Pratiksha Nagar, one of the oldest localities in Mumbai, has most of the MHADA housing and a large number of transit camps. When it was first developed, plans for basic amenities such as roads, drainage pipes and markets were not included. Over the years, as the population increased, the situation became critical.

“We are ready to face inconvenience if some facilities are being built. But there needs to be some planning,” says advocate H R Chavan, who lives in the judges’ colony.

“While repairing the drainage pipeline in our area, some other pipeline was damaged, which the contractor refused to repair. This added to our woes. We are not against the work but it should be completed in a planned manner.”

It’s not just the residents facing problems; shopkeepers and vendors too find it difficult to do business. “I have covered my shop with plastic as dust particles spoil the wares,” Vikram Singh, who runs a stationery shop, says.

A vegetable vendor who does not want to be quoted says he has lost many customers. “People don’t want to buy vegetables coated in fine dust,” he says.

“We too are directly exposed. Sometimes drainage water is thrown on the road during repair works, which makes the situation very bad.”

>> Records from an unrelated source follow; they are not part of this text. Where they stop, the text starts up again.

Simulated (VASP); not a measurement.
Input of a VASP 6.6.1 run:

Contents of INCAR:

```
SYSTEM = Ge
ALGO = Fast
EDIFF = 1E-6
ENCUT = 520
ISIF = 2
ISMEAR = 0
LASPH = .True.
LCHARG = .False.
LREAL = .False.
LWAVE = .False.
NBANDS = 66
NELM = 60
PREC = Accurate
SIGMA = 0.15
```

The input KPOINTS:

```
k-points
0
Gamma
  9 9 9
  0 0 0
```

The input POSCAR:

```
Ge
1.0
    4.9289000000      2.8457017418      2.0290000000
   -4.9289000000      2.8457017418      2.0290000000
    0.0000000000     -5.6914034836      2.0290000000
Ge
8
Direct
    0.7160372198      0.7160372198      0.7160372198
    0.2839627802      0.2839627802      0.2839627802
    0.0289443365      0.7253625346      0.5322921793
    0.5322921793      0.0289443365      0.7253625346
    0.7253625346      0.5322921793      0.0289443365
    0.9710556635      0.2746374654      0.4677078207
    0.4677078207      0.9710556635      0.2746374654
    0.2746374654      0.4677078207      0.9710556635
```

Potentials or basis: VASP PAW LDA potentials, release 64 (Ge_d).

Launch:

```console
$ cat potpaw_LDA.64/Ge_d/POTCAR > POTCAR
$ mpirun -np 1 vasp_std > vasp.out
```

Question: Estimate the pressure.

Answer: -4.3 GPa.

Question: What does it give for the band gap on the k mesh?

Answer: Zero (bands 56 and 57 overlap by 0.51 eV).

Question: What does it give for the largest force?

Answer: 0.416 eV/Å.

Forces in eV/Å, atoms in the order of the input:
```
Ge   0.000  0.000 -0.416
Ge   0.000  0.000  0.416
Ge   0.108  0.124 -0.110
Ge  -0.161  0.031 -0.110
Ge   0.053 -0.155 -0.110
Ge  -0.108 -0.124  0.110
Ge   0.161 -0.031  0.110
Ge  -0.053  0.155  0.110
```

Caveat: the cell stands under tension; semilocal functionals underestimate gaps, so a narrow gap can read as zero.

Shiv Sena corporator from Pratiksha Nagar, Ramdas Kamble, who was elected in a by-poll seven months ago, says the work will take one more year to complete. “The deadline for the road is March 2020. At present, drainage pipelines are being installed. Since the land here was reclaimed, we are using geo grid technology to make the roads,” Kamble says.

Often, drainage water is thrown on the road during repair works, forcing people to walk through slush

Pratiksha Nagar is one of the last areas in the island city to be developed for housing. It was built in the 1970s on reclaimed land. On one side of it are Sion Koliwada and Guru Tegh Bahadar Nagar Station on the Harbour Line. The other side opens to a recently developed road connecting Chunabhatti highway and the Eastern Express Highway.

MHADA constructed about 100 buildings as transit camps in the area and then about 60 to 70 buildings for general housing. Judges and journalists are among those who live there.